Pam, I only have ancient history, back in my Twin Cities Reader
reporting days.

Then - and I believe, now - plastic was uneconomical to recycle. The
city couldn't sell it for what it cost to collect, unlike other
materials. Plastic has all kind of gnarly factors that prevent it from
being a good collectable - lightweight (lotsa storage, little recyclable
material) and most plastic stuff is a blend of material that's hard to
remanufacture into pure resin (thus the park benches, etc. that you see
out there. There may be growing demand for those, but the supply is also
growing, probably faster).

As I recall, even if you're ok with subsidizing collection/recycling
because a) picking up and disposing of trash costs money, too and b) it
gets stuff out of landfills, the subsidy with plastic was quite high.
I'm pretty sure that's why the city dropped some plastic materials from
its collection plan. It would be pretty tough to add a heavily
subsidized good during a budget crisis, I think.

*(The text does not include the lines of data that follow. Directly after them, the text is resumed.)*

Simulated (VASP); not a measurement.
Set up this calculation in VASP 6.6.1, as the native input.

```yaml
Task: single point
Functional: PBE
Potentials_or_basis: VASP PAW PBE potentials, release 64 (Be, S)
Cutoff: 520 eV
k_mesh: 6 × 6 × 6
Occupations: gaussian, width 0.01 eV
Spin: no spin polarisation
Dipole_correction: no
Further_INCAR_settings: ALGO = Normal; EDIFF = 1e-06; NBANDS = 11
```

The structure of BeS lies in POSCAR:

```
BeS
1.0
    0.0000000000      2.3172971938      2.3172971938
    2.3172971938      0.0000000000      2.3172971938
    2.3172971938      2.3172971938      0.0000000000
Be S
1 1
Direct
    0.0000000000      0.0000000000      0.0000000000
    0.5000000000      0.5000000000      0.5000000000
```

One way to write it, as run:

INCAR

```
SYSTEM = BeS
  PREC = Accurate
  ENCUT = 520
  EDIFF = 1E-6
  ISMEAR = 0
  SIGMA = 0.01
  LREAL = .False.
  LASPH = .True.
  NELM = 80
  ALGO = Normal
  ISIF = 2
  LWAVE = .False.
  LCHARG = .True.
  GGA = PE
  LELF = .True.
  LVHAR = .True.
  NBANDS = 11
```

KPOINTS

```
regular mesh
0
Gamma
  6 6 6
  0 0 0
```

Now I am reaching into gray matter that is really cobwebby, but I think
the big push to recycle plastic came during the time of Minneapolis's
infamous "plastic ban" movement when plastic grocery bags and stryrofoam
containers first flooded the local market.

The ban - a horror to merchants, for it would mean certain ubiquitous
packaging would be blocked at the city borders - was derailed by the
push to recycle. The problem, of course, was that the taxpayers then
heavily subsidized the plastic-pushers with uneconomical recycling.

I'll defer to more educated environmentalists about whether such future
recycling subsidy makes sense economically or environmentally. I do
think the "recycling" push was a politician's dodge to avoid an
up-or-down decision to ban or not ban, and otherwise let plastic be
judged by the same economics with judge other possible recyclables.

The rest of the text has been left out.